Babur [right] and Humayun with Courtiers (Detail), Late Shahjahan Period, ca. 1650.

Monday, April 18, 2011

New ideas regarding the Medieval History Club

Dear all,

We sure have got to a flying start and the response that the club has received so far has been extremely heartening. I was wondering how we can make the activities of the club more dynamic and interesting and, may be, also a bit more open to people who are not strictly interested in medieval studies, without hampering our own focus on the period.

These are a few points that came up while discussing the issue with some of my friends.

  • Visual sources:
So far we have only focused on literary sources. But we should keep in mind that sources can be visual as well. As such we need to toy with them as well.

1. We could screen ‘medieval films’ (films dealing with plots set in the medieval times, like Elizabeth, Mughal-e Azam, Rashomon etc.) regularly. There is no need to study beforehand for this. We all can just meet, watch a film and then discuss it. It will be spontaneous – how and why we liked the film, how the film creates its own ‘medieval world’, what are the visuals it uses that convinces us, the audience, that we are seeing a ‘medieval’ film etc.

2. We can study paintings. Paintings, as you know, are a major source for writing histories of the medieval times. A painting throws light on the social context of the times, ideologies expressed through it, how paintings, very much like texts, can be used to fabricate events and present them in the particular way that the patron prefers.
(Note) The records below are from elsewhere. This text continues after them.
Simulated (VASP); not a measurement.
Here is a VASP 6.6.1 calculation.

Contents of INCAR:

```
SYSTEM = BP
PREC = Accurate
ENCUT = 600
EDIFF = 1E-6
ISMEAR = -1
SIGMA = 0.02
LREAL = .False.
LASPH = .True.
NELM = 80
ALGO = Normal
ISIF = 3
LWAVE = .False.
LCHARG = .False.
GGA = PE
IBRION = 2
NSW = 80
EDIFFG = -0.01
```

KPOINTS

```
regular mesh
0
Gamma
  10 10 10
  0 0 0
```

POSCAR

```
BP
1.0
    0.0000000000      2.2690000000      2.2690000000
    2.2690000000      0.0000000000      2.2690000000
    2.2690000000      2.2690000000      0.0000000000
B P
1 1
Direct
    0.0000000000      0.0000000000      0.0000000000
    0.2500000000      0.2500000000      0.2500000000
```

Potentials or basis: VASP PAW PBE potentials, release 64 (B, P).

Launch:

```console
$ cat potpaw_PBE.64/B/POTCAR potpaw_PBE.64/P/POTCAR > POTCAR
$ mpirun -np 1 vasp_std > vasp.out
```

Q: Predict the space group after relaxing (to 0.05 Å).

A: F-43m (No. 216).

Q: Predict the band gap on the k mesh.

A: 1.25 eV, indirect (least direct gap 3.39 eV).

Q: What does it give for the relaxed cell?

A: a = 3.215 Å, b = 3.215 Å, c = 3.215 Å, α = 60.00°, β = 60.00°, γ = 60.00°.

3. We can visit archaeological remnants, or when we cannot manage that, we can see architecture through photographs. Photographs of palaces, temples, mosques, mausoleums, forts etc. can help us understand different styles of architecture, various symbolisms in play, how architecture is used to project visions of power and ideology of the patron, among other things.

  • Literary sources:
We will, of course, continue our exercise of reading primary literary sources, as we have been doing in the past two sessions. Here again, we can invite scholars and young researchers who would not only discuss the area under discussion, but also show us how primary texts are read. This exercise we have been able to doin the last two sessions. We can read various types of documents -- political chronicles like AkbarnamaBaburnama, travelogues like the ones we have already read,religiousi texts like Meera Bai’s bhajans or Nizamuddin Auliya’s Fawaid ul-Fuad, among others. It would also be great if specialists would read and discuss in the club sessions selected portions of the texts like these. We could read with them.

There are some basic ways to deal with sources. These are some universal methods that every historian across ancient/medieval/modern has to learn. Hence workshops of reading visual and literary sources in the above way need not be confined to those specifically interested in the medieval. Thereby we can address a general audience, without losing focus of our medievalist concerns.

  • Finally, the format has to be closely-seated discussion-centric, as in the first three sessions, and not the classroom format, which circumstances pushed us into in the last session.

Please let us know what you think of the above proposals. If you have any suggestions/criticisms, please share them with us.

2 comments:

Olive Oyl said...

The ideas are quite nice and we can go forward with them one at a time. But I think the pace of the sessions/meets I think should remain the way as it is now.

Also, when the new first years will come, we'll have to float the idea amongst them. The sooner the better.

Pratyay said...

Agreed. The responsibility of mobilising the yet-to-come-first-years lie with you all, although I can come if need be.